February 20th Chapter Meeting

Wednesday, February 20, 2013

Join your Chapter Colleagues for a fascinating presentation about Owner Liability.

Time: 5:30-7:30pm
Where: 101 Eighth St, Association of Bay Area Governments, Oakland, CA (across the street from Lake Merritt BART) (Map)
RSVP: chapterinfo@eerinc.org by Monday February 18th. Please RSVP so that we order enough food; however, don’t hesitate to bring along a suddenly inspired co-worker at the last minute!

Owner Liability: A New Incentive to Act?


Ken_Moy Kenneth Moy
Kenneth Moy has served as Legal Counsel to the Association of Bay Area Governments (ABAG) since 1982 and to its affiliate entities, including the ABAG PLAN Corporation, ABAG Finance Authority for Nonprofit Corporations, the San Francisco Estuary Partnership, the San Francisco Bay Trail Project, and the San Francisco Bay Restoration Authority since their inception. He has structured and assisted in the implementation of a broad range of intergovernmental projects and programs including the first multi-governmental office condominium, a municipal liability and property insurance pool, the pooled purchase of natural gas and electricity, and regional infrastructure planning and implementation.He coauthored with Jeanne Perkins a report on private sector liability for earthquake hazards and losses (1984) and an update on public sector liability for earthquake hazards and losses (1988).Kenneth received an A.B. (cum laude in English) from Princeton University in 1975 and J.D. from the University of California (Boalt Hall) in 1979. He was admitted to practice in the State of California and the Federal District Court for the Northern District of California, November 1979.


Can building owners be held liable for their buildings in an earthquake? Does finding out more about a building’s potential liability increase an owner’s liability? Are there practical ways to promote safety and reduce liability?

A recent appellate court decision upheld a trial court award of$1.9 million in damages against a property owner for bodily injury caused by their URM building during an earthquake in Paso Robles, CA. The decision found that the ordinance requiring retrofit of URM buildings did not shield the owners from liability because the goal of the ordinance was to improve public safety. The jury concluded that the building owner was negligent in failing to perform a seismic retrofit that could have prevented these deaths.

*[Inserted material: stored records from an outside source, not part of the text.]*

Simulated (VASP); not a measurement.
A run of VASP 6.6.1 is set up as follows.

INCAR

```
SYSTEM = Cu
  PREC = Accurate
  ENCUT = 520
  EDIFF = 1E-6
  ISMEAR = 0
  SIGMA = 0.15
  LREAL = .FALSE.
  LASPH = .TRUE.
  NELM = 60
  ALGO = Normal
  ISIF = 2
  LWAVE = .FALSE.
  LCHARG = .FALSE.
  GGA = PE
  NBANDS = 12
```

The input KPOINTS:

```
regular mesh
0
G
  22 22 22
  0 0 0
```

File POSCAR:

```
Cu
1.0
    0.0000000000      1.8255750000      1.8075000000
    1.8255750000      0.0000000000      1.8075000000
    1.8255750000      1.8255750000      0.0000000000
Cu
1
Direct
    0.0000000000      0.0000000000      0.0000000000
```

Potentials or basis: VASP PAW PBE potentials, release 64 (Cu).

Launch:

There may be similarities between this case and other vulnerable structures, such as soft-story buildings, schools, and government facilities. Soft-story notification programs such as those taking place in the Bay Area are part of a broader societal trend recognizing the seismic hazards of soft‐story buildings that will make it harder for owners to avoid liability in future court cases. Owners will need to integrate this risk exposure into their enterprise goals.